My maternal grandmother, Hélène, was a professional portrait artist. From time to time, as I catalog the family photos, I’ll recognize a photograph as the basis for a portrait that I grew up with in our home. Or sometimes it’s a photo that I recognize as the same era as particular painting. It’s like finding a photo of an old friend or a long-forgotten party. Even though I wasn’t even alive when the photo was taken I get a sense of recognition for the time and place because I knew the painting so intimately growing up with it in my home.
[Hélène Baronnie, 1950s? Sadly, the pastel on the right was water damaged in a flood and is lost to us.]

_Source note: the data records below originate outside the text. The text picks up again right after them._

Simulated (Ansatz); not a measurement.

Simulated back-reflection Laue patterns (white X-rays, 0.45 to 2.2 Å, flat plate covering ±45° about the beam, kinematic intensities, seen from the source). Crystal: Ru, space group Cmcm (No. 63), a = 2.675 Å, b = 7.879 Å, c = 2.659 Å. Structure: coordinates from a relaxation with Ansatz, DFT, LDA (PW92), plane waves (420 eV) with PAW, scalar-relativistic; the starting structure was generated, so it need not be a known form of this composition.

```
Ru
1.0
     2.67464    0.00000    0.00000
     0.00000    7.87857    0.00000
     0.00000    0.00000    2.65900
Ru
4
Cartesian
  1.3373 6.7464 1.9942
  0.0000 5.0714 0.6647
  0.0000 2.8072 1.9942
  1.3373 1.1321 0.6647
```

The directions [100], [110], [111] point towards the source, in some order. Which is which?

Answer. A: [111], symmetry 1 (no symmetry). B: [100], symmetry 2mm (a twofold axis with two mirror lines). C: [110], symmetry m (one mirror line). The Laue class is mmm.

Many years after she’d died we’d find books tucked away in closets that were full of sketches that she’d used for portraits. The one below is a sketch she did of me as a young girl. An artist study is not particularly worthwhile when you own the finished painting and yet I can’t bear to just throw them away. So I scanned many of them instead.
I love the pastel she made from this series of photographs and the sketches. Next time I’m at my mom’s home I’ll take a photo of it and show it to you.
Minutes after I was born my grandmother was sketching me. This is a rare privilege.
[Samantha Chardin, Four years old? Maybe three?]
[Maria Baroni & Hélène Baronnie, 1960s Park Ridge, Illinois]
It is a funny thing to know that I will someday become the one who safeguards the dozens of portraits and that they may be passed down to future grandchildren. All these representations of my maternal family members could potentially hang on the walls of our descendents. All thanks to my grandmother Hélène and her great artistic talent.
I will share more of these with you in the future. There are literally hundreds of paintings. Not just the family portraits, but landscapes and paintings she did during her world travels that include depictions of exotic places and people.
[One of Hélène Baronnie’s exhibitions in New York City, 1970s.]
Every wall in our home looked something like this.